CI: on push to main, .gitea/workflows/build-docker.yml builds and pushes using the same secrets pattern as your other Gitea repos (DOCKER_REGISTRY, DOCKER_USERNAME, DOCKER_PASSWORD). For Docker Hub, set DOCKER_REGISTRY to docker.io (or leave per your runner docs).
Example .env
PAPERLESS_BASE_URL="https://paperless.example.com"

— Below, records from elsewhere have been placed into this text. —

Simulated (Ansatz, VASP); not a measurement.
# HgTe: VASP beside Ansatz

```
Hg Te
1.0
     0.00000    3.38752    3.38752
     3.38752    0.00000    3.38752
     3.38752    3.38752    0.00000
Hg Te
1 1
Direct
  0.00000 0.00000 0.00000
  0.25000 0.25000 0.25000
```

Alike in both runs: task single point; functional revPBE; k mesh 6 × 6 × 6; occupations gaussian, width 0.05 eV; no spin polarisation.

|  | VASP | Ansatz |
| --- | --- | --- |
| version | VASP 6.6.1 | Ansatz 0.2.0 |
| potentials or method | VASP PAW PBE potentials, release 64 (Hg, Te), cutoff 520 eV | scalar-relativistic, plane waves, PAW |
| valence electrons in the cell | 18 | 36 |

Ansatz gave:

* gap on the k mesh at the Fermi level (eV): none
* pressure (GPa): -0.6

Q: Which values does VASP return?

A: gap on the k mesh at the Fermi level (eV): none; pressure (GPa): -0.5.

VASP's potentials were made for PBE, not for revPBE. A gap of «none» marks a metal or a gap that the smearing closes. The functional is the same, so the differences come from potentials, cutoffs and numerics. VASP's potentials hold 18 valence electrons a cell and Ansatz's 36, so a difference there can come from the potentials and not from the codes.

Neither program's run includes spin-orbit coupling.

PAPERLESS_TOKEN="paste-token-here"
LLAMA_BASE_URL="http://127.0.0.1:9292"
LLAMA_MODEL="ggml-model-q4_k_m"
# Custom field ids in Paperless
PAPERLESS_CUSTOM_FIELD_NOTEBOOK_ID=1
PAPERLESS_CUSTOM_FIELD_NOTEBOOK_PAGE=2
PAPERLESS_DOCUMENT_TYPE_ID=3
# Optional: cap concurrent Paperless uploads (0 = unlimited)
PAPERLESS_UPLOAD_CONCURRENCY=4
# Rendering / OCR knobs
RENDER_DPI=200
OCR_MAX_TOKENS=1024
OCR_TEMPERATURE=0.0